The presentation by Fr. Christian Reuter, OFM, was made as part of the capstone course Senior Seminar on Criminal Justice at Lindenwood University, Belleville, IL on March 24, 2016.
The focus was on three areas that would be encountered by those entering the criminal justice systems.
Quick Tour of Penal History and a snapshot of U.S. Corrections.
Moral/Ethical questions posed by the Criminal Justice System.
Personal challenges facing those entering Criminal Justice careers.
Quick Tour of Penal History and U.S. Corrections
The history of the penal justice system has it roots in both the Church and State and can be traced to the current dysfunction in the system. In the Diocese of Belleville we have both prisons and jails. Prisons are necessary to protect society and incarcerate those justly convicted of crimes. There are also many honest criminal justice workers in our prisons and jails and they deserve to be complemented on their jobs. The concerns is how both the Church and State over many years has led to a dysfunctional system.
The criminal justice system was never perfect and will never be. All societies have some type of criminal justice system and some do it better than others. You would say that North Korea does it very badly compared to what is the norm in the United States.There are four basic steps in how society deals with our “fallen” human nature and can be traced back to Adam and Eve in the garden.
1. Social order is established … The Code of Law is enacted.
2. The order is disturbed … The Violation occurs.
3. Responsibility is determined … The Judgement is rendered.

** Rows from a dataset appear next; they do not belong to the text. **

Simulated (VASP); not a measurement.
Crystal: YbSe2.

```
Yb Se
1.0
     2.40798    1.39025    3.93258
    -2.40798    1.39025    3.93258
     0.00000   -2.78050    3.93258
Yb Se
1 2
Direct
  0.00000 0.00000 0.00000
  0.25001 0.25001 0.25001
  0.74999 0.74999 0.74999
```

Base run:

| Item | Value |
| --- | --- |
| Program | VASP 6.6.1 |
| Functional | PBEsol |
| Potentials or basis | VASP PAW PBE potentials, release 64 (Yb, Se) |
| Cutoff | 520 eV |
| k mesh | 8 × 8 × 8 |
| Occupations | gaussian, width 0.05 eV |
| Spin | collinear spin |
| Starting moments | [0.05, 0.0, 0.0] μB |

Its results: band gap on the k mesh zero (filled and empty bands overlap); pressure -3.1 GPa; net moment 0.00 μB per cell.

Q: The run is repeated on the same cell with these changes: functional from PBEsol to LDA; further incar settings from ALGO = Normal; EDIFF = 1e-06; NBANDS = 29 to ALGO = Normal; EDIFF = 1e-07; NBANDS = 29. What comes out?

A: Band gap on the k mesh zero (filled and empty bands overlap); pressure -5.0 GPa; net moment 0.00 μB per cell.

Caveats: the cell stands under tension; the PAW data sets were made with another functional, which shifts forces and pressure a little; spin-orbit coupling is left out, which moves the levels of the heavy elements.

4. Social order is restored … The Remedy is applied.
Detention in the Bible
In the Bible there were no prison as we have today since the people were nomads like the Hebrew people who escaped Egypt. If there were crimes the solution was to cut off heads or bring them back into the community.
Dungeons of the Ancients
In the ancient times there were also no prisons but the Greeks and Romans had dungeons in which the political and religious persons who were disloyal to the king or state would be placed or killed.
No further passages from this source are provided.